I am struggling to understand some aspects of the Batch-Normalization discussed in the lectures.

1.) It was mentioned that the b parameter is redundant as it will be subtracted by the normalization. In the same way, shouldn’t one of the w elements be eliminated as well? Consider weights in layer l as w=[w1,w2,w3,w4]. Then using the batch-normalization, weights w=[10,20,30,40] are equivalent to w=[0.1,0.2,0.3,0.4], since the scale difference is going to be scrapped. As a consequence, one of the weights in w should be simply fixed, and the other weights should be defined as a multiple of this weight, for example w1=1 and w=[w1, 2*w1, 3*w1, 4*w1].
Actually, not doing this and using the L2 regularization, the scale of weights is free to be pushed towards epsilon (with no effect on the resulting predictions) until the NN will blow out from rounding errors.

2.) Why is it called Batch-Normalization, if the idea is to normalize the layer activations a (or arguments z)? Ok, it does put all the mini-batch activations on the same scale, but the idea is equally useful even when not doing the mini-batching?

3.) If we were generous enough to make the gamma scaling of the hidden layers activations arguments z as a learnable parameter, why not to allow it for the input layer as well?

There is a lot to discuss about Batch Normalization. I don’t have complete answers for all your questions, but here are some thoughts:

I think you’re at least slightly missing the point here. The normalization is based on the actual activation values that are seen.

It’s happening on the linear activations of the hidden layers, so it applies at whatever style of batch processing you are doing: minibatch or full batch gradient descent. It wouldn’t make sense for the Stochastic GD case. In the sense that it becomes a NOP if you’re computing the mean of a single value.

The point is that BN applies to the linear activation outputs, so it can apply at any of hidden layers. If you think about it, there really isn’t an “input layer”: it’s the first hidden layer, right? And BN can be applied to the activations of that layer.
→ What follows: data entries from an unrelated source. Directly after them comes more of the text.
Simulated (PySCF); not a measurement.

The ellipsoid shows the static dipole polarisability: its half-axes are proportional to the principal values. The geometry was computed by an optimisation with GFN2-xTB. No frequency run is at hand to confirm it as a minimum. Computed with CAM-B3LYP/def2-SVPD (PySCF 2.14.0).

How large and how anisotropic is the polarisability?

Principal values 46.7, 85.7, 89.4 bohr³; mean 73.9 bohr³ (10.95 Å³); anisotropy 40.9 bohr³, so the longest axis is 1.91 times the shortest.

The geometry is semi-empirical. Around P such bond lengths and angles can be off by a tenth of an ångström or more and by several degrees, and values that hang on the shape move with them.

If we fix an element of W (like W1 in your example), one problem I see is that there is no guarantee that the resulting components of z will be of more or less uniform size. There may be cases where even only z_1 can become large due to off-diagnoal elements of W. Then, we may have to normalize again. Another problem of fixing W1 at 1 is that the model will never converge if the true minimum is when W1 is very small compared to the other elements or 0.

As for the dominating/negligible regularization term compared to the original cost term, I think that its relative effect is controlled by \lambda. If W has too many big elements, \lambda has to be small so the regularization term is meaningfully big but not completely dominating the 1st term.

I also agree with you in that some of W must have gone into \gamma. I just started to learn machine/deep learning myself, but I don’t feel that people would worry too much about having a few extra parameters if the model performs better.